Lake Tazawa
"Lia dipped a hand in and pulled it back — the blue looked warm and was cold as a knife."
A startlingly blue crater lake in the mountains of Akita, the deepest in Japan, with the golden Tatsuko statue standing in its shallows. Serene, vivid, and close to the wild cedar baths of Nyūtō. A place that seems lit from below.
We came to Lake Tazawa expecting a lake and found a colour instead. It was the first thing either of us said, standing at the edge with our bags still on our shoulders — not look at the water but look at the blue, as if the two things had come apart. It is a crater lake, almost perfectly round, more than four hundred metres deep, the deepest in all of Japan, and that depth does something to the light so that on a clear morning the surface goes a cobalt so saturated it feels artificial, like a colour poured in from somewhere else. Lia dipped a hand in and pulled it straight back. The blue looked warm. It was cold as a knife.
The Golden Woman in the Water
A short way along the western shore stands the Tatsuko statue, a slender gilded figure who steps out into the shallows, catching the sun so hard she seems to burn. The legend is a sad one — a village girl named Tatsuko who prayed for eternal beauty and was turned instead into the dragon-spirit of the lake, condemned to live in its depths forever. Standing there, with the gold reflected in that impossible water, the story felt less like folklore than like an explanation. Something is in this lake. You feel it.
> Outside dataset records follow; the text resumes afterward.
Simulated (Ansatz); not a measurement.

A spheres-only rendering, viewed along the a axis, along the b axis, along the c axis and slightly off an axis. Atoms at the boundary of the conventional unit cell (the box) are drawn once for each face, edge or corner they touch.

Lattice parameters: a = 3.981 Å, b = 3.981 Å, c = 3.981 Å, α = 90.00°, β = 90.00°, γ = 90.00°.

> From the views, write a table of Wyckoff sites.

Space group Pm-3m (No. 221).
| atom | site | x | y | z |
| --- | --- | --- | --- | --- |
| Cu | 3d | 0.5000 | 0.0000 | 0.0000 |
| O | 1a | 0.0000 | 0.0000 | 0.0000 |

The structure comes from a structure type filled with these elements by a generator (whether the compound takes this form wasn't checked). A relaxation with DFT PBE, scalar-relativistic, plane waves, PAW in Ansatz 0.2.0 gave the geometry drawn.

We ate lunch on a bench nearby, watching a swan-shaped pedal boat cross the bay, and I found I could not stop looking at her. Neither could Lia. There is a particular kind of beauty that is also a little unnerving, and Tatsuko has it.
Around the Rim
The lake is ringed by mountains and you can circle the whole thing by road in under an hour, but we did it slowly, stopping wherever the shoreline opened up. On the east side the trees come right down to the water; on the north the peak of Mount Akita-Komagatake rises behind, still streaked with snow when we visited in early summer. We rented bikes for part of it, which I recommend and also slightly regret, because the road has hills that a lake this calm does not prepare you for. At Ukiki-jinja, a small shrine, a red torii stands with the blue behind it, and the two colours together stopped us dead.

There are few big attractions here, and that is the point. The lake is the attraction. You come to look at it from as many angles as a day allows.
Up to Nyūtō Onsen
We had booked ahead, and I am glad, because the reason many people come to Tazawako is not only the lake but what lies in the hills above it: Nyūtō Onsen, a scatter of old hot-spring inns deep in the beech forest, some of them centuries old. We stayed a night at Tsurunoyu, the oldest, where the milky-white water rises through the gravel of the bath itself and the thatched buildings look unchanged since the feudal lords who once soaked here. Sitting in the open-air bath at dusk, snow-melt cold on our faces and volcanic heat below, was among the finest hours we spent in Tohoku.

In the morning the forest steamed. We drove back down to the lake for one last look at the blue before the train, and it had not faded overnight, which somehow surprised us both.
Getting There
Lake Tazawa is reached via Tazawako Station, a stop on the Akita Shinkansen between Morioka and Akita, which makes it far easier to reach than its remote feeling suggests. From the station, buses run to the lakeshore in about fifteen minutes and continue up the mountain to the Nyūtō Onsen inns, though the mountain buses are infrequent, so check times before you set out. Renting a car at the station is the freest way to circle the lake and reach the hot springs. Come in late spring or early summer for snow still on the peaks, or in autumn when the forested rim turns to fire above that unbelievable water.